The foil sticks to itself in the heat. She peels it back carefully. A hiss of steam. Inside: finely chopped pork, bits of fat curled, an egg that looks like it barely made the trip still whole. Rice packed tight beneath. Above the washing machine, plastic tubs—stacked, labeled—catch the light from the bulb.
She clicks the lid shut. “That’s the last sisig today.” She checks the address on the phone screen. Two taps, and it disappears.
We’re not in a restaurant. We’re in her garage. A box fan whirs near a wooden prep table. One fluorescent tube overhead casts the place in blue-white.
“No walk-ins,” she adds. “They’re not supposed to know it’s a house.”

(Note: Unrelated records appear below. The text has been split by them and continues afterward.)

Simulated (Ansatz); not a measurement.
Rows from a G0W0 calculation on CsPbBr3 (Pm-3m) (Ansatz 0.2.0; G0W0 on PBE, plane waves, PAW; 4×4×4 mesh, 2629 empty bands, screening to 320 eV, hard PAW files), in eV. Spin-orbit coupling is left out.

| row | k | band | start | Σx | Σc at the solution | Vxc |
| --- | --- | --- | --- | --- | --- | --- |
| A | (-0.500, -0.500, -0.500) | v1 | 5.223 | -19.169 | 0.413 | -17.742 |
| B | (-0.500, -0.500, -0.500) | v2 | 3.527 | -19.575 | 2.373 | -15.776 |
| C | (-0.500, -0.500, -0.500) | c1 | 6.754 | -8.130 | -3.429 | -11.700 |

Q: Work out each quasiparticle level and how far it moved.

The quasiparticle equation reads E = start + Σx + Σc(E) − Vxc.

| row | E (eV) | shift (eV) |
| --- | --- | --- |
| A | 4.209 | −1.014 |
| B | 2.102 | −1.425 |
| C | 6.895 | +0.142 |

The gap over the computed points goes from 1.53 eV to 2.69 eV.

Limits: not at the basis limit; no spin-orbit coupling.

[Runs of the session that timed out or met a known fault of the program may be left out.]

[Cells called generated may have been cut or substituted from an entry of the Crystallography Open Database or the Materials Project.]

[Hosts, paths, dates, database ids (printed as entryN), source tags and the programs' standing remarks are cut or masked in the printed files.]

The signage is digital now: a phone name on the app, a photo cropped just right, and three rows of heart emojis below a caption. She runs three brands out of this one kitchen. Sisig Republic, Lumpia Luz, Kare Kare Central. Different colors. Same rice pot.
She used to run a carinderia two corners down. It had a rusty tin roof and repurposed school chairs. In the afternoons, tricycle drivers filled the tables. One man always asked for extra sabaw of nilaga, even in summer. She gave it free. “He paid in kind,” she says. “Recos to others.”
When lockdowns came, she stacked the chairs, closed the front, and scanned receipts she couldn’t pay. She looked at the Facebook group for home cooks and saw someone recommend FoodPanda logistics. “So I tried. At first just for friends. Then I got orders from barangays I’d never been to.”
It worked. But something shifted.
Before, food meant table. Meant bodies side by side, spoon passing over plate, shared sauce in chipped bowls. She misses hearing customers argue about fish bones. Kids running around legs. Someone yelling at the TV above the fridge.
Now, just the ping of a phone. Names she doesn’t recognize, phone numbers with no voice attached.
She moves behind me, flicks open the rice cooker. Steam clouds her glasses.
“They want the picture to feel like a proper plate,” she says. “That’s what the egg is for.”
She holds up a plastic laminated menu for Sisig Republic. No address. Only an order number and an estimated time.
“Before,” she says, scooping rice into a box, “you didn’t eat alone without a reason.”
You shared tapsilog with classmates after P.E. Ate laing beside coworkers inside a packed sari-sari. Waited for rain to pass while biting into tokwa’t baboy still too hot. Even if you ordered quick, someone asked, “Kumusta? Regular?”
The noise mattered. The sight of pans being refilled. An auntie calling from the back, “Mabilis lang ’to.” The sound of someone laughing over a bone pile.
When she started delivery, she still said “thanks” to riders. Some came, nodded, left. Others gave exact change wordlessly.
“Now I just leave the bag at the gate,” she says. “Para mabilis.”
She reaches into the freezer and pulls out pre-packed longganisa. Hometown-style, a little sour. “Ilocos type,” she says. “Request ng isang suki.”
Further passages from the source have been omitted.